There are actually quite a few. Within 10 miles of me, even. Some of them, I think I would be very attracted to, if I ever met them in real life. Which, unfortunately, both makes me feel good, but also makes it much more difficult to "stand" for this ungrateful, selfish, lying woman.

I would be very careful about this. Sure, we all need a nice ego booster now and then, but I don't think we LBS are ready for a R yet. I think it takes years to feel good in your own skin again before really being in a good, HEALTHY R again. A lot of my friends want to "hook me up" with guys or see how things are going in that department. Quite honestly, I am not interested right now. This doesn't mean I'm just sitting back and waiting for H, it just means, I am trying to use this time to learn all I can about myself and what I want and need in life to make me happy. I like to go out, I like to meet guys, but I have no expectations of meeting Mr. Right or starting a R.

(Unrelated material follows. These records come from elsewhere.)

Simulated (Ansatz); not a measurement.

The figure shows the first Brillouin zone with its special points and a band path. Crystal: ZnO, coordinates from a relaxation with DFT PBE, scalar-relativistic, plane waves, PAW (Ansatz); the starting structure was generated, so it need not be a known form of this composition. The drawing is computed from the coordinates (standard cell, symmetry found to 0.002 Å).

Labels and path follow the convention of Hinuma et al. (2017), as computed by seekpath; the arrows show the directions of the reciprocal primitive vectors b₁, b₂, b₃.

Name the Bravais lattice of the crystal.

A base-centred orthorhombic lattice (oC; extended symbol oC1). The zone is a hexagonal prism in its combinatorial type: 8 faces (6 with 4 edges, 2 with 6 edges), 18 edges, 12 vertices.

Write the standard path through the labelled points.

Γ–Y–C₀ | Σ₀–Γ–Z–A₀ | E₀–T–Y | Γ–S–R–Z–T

There are many times that this journey we are all on sux, but there are times that I feel really good about myself as a parent, a career woman and just a good person...I'm not ready to give that to someone yet ;\) In fact, I am still learning how to feel good about who I am and not allowing myself to give that up for anyone else or let anyone take it away from me. I need to feel more secure about myself I guess.

I don't think there's anyone on these boards who hasn't felt insecure. We have to make sure that those feelings have been rebuilt to be more confident before we get into something else with another person or even our WAS.